Maerion
I agree that some American celebratory customs are now becoming commonplace in the UK but promenading is nothing new c/f our Proms music series and its origins. Prom night in colleges seems to have originated at Princeton in the early 1900s; Baby showers were given by American church ladies, again in the early 1900s. These customs have taken a long time to get here.
Language is another matter. I think cookies and biscuits has been discussed before with cookies very much a Scots term that was taken to America.
Knickers is interesting as it originates in America via a novelist and a Dutch colonist.

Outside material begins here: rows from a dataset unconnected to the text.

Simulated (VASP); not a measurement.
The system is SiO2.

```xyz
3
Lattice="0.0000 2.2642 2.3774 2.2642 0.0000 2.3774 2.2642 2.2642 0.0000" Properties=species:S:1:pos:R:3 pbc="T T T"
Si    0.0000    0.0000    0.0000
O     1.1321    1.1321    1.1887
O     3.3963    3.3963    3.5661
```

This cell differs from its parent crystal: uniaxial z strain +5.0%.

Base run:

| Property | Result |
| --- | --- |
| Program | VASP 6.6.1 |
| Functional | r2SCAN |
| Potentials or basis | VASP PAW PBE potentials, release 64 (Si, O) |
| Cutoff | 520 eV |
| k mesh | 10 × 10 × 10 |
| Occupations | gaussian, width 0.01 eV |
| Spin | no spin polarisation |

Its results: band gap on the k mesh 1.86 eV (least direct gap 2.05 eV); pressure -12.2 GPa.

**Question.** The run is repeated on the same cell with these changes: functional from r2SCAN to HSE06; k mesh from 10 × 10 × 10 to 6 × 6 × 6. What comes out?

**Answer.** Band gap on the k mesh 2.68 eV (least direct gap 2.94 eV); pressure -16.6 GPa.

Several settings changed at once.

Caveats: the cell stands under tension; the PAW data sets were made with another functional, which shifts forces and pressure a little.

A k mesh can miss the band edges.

Knickers is a colloquial contraction of knickerbocker(s) - a loose fitting garment gathered at the knee. Knickers is now used in the US for the shorts worn by boxers and footballers. The Liverpudlian kecks for trousers derives from knickers or knickerbockers.
Harmen Jansen Knickerbocker was a Dutch colonist most associated with Albany, New York.
American writer Washington Irving (1783-1859) used the surname to create the fictitious Diedrich Knickerbocker, the pretend author of Irving’s novel A History of New-York from the Beginning of the World to the End of the Dutch Dynasty published in 1809. The character dresses in baggy-kneed trousers referred to as knickerbockers, later shortened to knickers.
en.wikipedia.org/wiki/Diedrich_Knickerbocker
Knickerbocker is also used to refer to people who live in Manhattan and the short-form adopted for the city’s professional basketball team who are called the Knicks (and wear knickers to play in).
In 1900, The Times reported The Imperial Yeomanry.. in their well-made, loosely-fitting khaki tunics and riding knickers.
The earliest written British use of knickers for womens’ undergarments was in 1882. I recommend flannel knickers in preference to a flannel petticoat. (From The Queen - an illustrated journal that was published from 1861 to 1970.)
Pants comes from mid 14C to early 17C Middle French panatalon - also the Italian dramatic character Pantaloon (pantaleon) who worn long, straight close-fitting breeches.
Pants became trousers of any kind. In early use, the word was applied to men's trousers, but in the 20C extended to include those worn by both men and women. Panties were men's or boys’ short trousers.
Panties for women's or girls' underpants; especially short-legged pants with an elasticated waist - is a relatively modern term first used in the early 1900s in Australia.
In summary: Pants is French. Panties comes via Australia. Knickers comes to us from American fiction via a Dutch colonist. It’s all very international but if you insist on knickers as the correct term you were already using a word that originated in America.
If you live in NW England ( as I do).....all trousers are called pants


. Perhaps we can set up a “Ban the Bad use of words” group ? … oh heck that’s a terrible use of grammar, I blame my ageing brain.